Do nothing, risking dropped requests and potential system inconsistencies.
Optimize your code to increase throughput on existing hardware. This approach has diminishing returns, as there might be a few inefficiencies to remove.
Add more hardware. But this isn't always straightforward. Your application should be designed to scale with new hardware. For example, a load balancer is essential for evenly distributing requests across servers, but it must be intelligent enough to account for varying server capacities.

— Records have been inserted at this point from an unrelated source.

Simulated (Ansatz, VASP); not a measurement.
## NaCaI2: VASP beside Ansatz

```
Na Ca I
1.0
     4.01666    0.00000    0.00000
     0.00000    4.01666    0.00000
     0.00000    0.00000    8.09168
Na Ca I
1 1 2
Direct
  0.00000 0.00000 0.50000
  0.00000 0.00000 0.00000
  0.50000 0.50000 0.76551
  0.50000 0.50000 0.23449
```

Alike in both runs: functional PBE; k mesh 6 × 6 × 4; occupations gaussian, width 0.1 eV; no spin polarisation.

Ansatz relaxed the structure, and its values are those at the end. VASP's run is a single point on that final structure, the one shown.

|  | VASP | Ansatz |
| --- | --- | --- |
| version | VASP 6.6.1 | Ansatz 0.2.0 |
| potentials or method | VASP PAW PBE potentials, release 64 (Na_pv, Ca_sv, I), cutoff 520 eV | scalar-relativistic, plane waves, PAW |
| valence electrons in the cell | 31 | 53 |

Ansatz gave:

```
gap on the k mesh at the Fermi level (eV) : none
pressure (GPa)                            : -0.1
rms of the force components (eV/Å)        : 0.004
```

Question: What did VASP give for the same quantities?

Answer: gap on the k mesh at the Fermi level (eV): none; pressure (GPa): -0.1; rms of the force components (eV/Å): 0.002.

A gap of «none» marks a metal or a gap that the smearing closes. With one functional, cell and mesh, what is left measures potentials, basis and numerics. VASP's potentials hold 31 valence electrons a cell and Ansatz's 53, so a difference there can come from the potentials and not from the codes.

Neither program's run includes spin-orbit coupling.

The last point brings us to scalability, a crucial aspect of software design. Scalability is the ability to increase processing power by either enhancing existing hardware (vertical scalability) or adding new servers (horizontal scalability). Scalable software might not be the most efficient, as it often includes additional components like load balancers or routing logic, which can reduce overall efficiency. However, the benefit is that your application won't crash under high demand as long as you add the required hardware.

By adopting a flexible approach, you can design your software to meet moderate or even low demand. This way, if your site doesn't take off immediately, you avoid the costs of overprovisioning. But if you do hit high traffic levels, you can easily expand your capacity with new hardware, ensuring that all customers are served without interruption.

Scalability - How to implement it?

Understanding scalability—increasing processing capacity by adding or upgrading hardware—is crucial in application design. However, a common misconception is that merely being cloud-native, such as using AWS, guarantees scalability. Simply adding servers or boosting RAM and CPU power doesn't automatically translate to increased capacity. True scalability must be built into the software from its initial design, incorporating concepts like parallel processing, distributed computing, and asynchronous programming. Cloud platforms like AWS provide tools that aid in scalability, but they are tools for use, not solutions.

Distributed Programming:

The first and most straightforward approach to scalability is through distributed programming.

To scale effectively, you need:

A Trigger: This event signals that the system is overwhelmed. Instead of relying on manual intervention, automated tools like AWS CloudWatch can set thresholds to detect such scenarios. Based on factors like CPU usage or pre-determined high-traffic times, these triggers can activate other AWS Eventbridge services.
A Scaling Event: Once triggered, the application needs to scale by adding new resources or upgrading existing ones. For example, adding a server instance for a busy web application or increasing a database’s RAM.
Load Balancer/Distributor: After scaling, fully utilizing the new resources is essential. Tools like elastic load balancers distribute the workload effectively.

Asynchronous Programming
Another approach is to use asynchronous programming. This is a key method for scalability. Incoming requests are placed in a pool, with each requester receiving a token. Backend workers process these tasks. The system's capacity is decoupled from incoming requests, allowing for efficient handling of varying request volumes. AWS services like SQS, Kafka, and Kinesis support such patterns.

Serverless Solutions:
Finally, AWS offers serverless options like AWS Lambda and AWS RDS Serverless, where AWS manages scalability. Lambda allows you to focus on business logic without hardware concerns, though it does have limitations like execution time and library usage. RDS Serverless automatically scales databases according to demand, charging based on actual usage.

However, serverless architectures have drawbacks:

Fixed Usage Patterns: Serverless solutions like Lambda are designed for specific uses, with limitations on execution time and library types. This can lead to infrastructure lock-in.
Cost: While offering extreme scalability, serverless can be more expensive over time than instance-based architectures if constant high scalability isn't required.

In summary, achieving true scalability involves more than just accessing cloud services. It requires thoughtful design and the strategic use of specific tools and programming paradigms.